Group table into 15 minute intervals

2020-02-07 02:58发布

T-SQL, SQL Server 2008 and up

Given a sample table of

 StatusSetDateTime   | UserID | Status    | StatusEndDateTime   | StatusDuration(in seconds)
============================================================================
 2012-01-01 12:00:00 | myID   | Available | 2012-01-01 13:00:00 | 3600

I need to break that down into a view that uses 15 minute intervals for example:

IntervalStart       | UserID | Status | Duration

===========================================

2012-01-01 12:00:00 | myID | Available | 900 

2012-01-01 12:15:00 | myID | Available | 900

2012-01-01 12:30:00 | myID | Available | 900 

2012-01-01 12:45:00 | myID | Available | 900 

2012-01-01 13:00:00 | myID | Available | 0

etc....

Now I've been able to search around and find some queries that will break down I found something similar for MySql Here :

And something for T-SQL Here

But on the second example they are summing the results whereas I need to divide the total duration by the interval time (900 seconds) by user by status.

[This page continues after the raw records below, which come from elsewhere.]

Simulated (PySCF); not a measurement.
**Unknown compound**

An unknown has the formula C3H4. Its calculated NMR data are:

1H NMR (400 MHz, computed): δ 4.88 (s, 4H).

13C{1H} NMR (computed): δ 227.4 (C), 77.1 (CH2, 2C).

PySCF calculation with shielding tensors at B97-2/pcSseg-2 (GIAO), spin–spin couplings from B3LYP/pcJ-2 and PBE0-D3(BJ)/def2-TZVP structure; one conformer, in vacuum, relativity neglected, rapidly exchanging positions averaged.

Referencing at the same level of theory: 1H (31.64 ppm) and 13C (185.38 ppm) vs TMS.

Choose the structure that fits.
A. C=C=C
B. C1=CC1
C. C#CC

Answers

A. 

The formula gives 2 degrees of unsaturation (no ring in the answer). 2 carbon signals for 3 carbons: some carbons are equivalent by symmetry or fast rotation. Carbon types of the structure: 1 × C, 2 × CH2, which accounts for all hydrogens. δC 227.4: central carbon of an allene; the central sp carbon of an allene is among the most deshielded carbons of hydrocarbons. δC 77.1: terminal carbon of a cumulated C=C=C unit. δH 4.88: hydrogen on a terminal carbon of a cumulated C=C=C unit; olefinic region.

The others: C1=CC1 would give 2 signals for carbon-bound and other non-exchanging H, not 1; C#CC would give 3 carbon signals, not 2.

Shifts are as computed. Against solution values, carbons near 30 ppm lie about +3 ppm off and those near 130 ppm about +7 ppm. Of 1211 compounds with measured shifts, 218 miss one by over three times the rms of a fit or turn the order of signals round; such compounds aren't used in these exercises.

I was able to adapt the examples in the second link to split everything into intervals but the total duration time is returned and I cannot quite figure out how to get the Interval durations to split (and still sum up to the total original duration).

Thanks in advance for any insight!

edit : First Attempt

 ;with cte as 
    (select MIN(StatusDateTime) as MinDate
          , MAX(StatusDateTime) as MaxDate
          , convert(varchar(14),StatusDateTime, 120) as StartDate
          , DATEPART(minute, StatusDateTime) /15 as GroupID
          , UserID
          , StatusKey
          , avg(StateDuration) as AvgAmount
     from AgentActivityLog
     group by convert(varchar(14),StatusDateTime, 120)
         , DATEPART(minute, StatusDateTime) /15
         , Userid,StatusKey)

  select dateadd(minute, 15*GroupID, CONVERT(datetime,StartDate+'00'))
         as [Start Date]
       , UserID, StatusKey, AvgAmount as [Average Amount]
  from cte

edit : Second Attempt

;With cte As
   (Select DateAdd(minute
                   , 15 * (DateDiff(minute, '20000101', StatusDateTime) / 15)
                   , '20000101') As StatusDateTime
         , userid, statuskey, StateDuration
    From AgentActivityLog)

 Select StatusDateTime, userid,statuskey,Avg(StateDuration)
 From cte
 Group By StatusDateTime,userid,statuskey;

5条回答
劫难
2楼-- · 2020-02-07 03:33

It is relatively simple if you have a helper table with every 15-minute timestamp, which you JOIN to your base table via BETWEEN. You can build the helper table on the fly or keep it permanently in your database. Simple for the next guy at your company to figure out too:

// declare a table and a timestamp variable
declare @timetbl table(t datetime)
declare @t datetime

// set the first timestamp
set @t = '2012-01-01 00:00:00'

// set the last timestamp, can easily be extended to cover many years
while @t <= '2013-01-01'
begin
    // populate the table with a new row, every 15 minutes
    insert into @timetbl values (@t)
    set @t = dateadd(mi, 15, @t)
end


// now the Select query:
select 
   tt.t, aal.UserID, aal.Status,
   case when aal.StatusEndDateTime <= tt.t then 0 else 900 end as Duration
   // using a shortcut for Duration, based on your comment that Start/End are always on the quarter-hour, and thus always 900 seconds or zero

from 
   @timetbl tt 
      INNER JOIN AgentActivityLog aal 
         on tt.t between aal.StatusSetDateTime and aal.StatusEndDateTime

order by
  aal.UserID, tt.t
查看更多
一夜七次
3楼-- · 2020-02-07 03:34
;with cte_max as 
(
   select dateadd(mi, -15, max(StatusEndDateTime)) as EndTime, min(StatusSetDateTime) as StartTime
   from AgentActivityLog
), times as
(
    select StartTime as Time from cte_max
    union all
    select dateadd(mi, 15, c.Time)
    from times as c
        cross join cte_max as cm
    where c.Time <= cm.EndTime
)
select
    t.Time, A.UserID, A.Status,
    case
        when t.Time = A.StatusEndDateTime then 0
        else A.StatusDuration / (count(*) over (partition by A.StatusSetDateTime, A.UserID, A.Status) - 1)
    end as Duration
from AgentActivityLog as A
    left outer join times as t on t.Time >= A.StatusSetDateTime and t.Time <= A.StatusEndDateTime

sql fiddle demo

查看更多
孤傲高冷的网名
4楼-- · 2020-02-07 03:42

I've never been comfortable with using date math to split things up into partitions. It seems like there are all kinds of pitfalls to fall into.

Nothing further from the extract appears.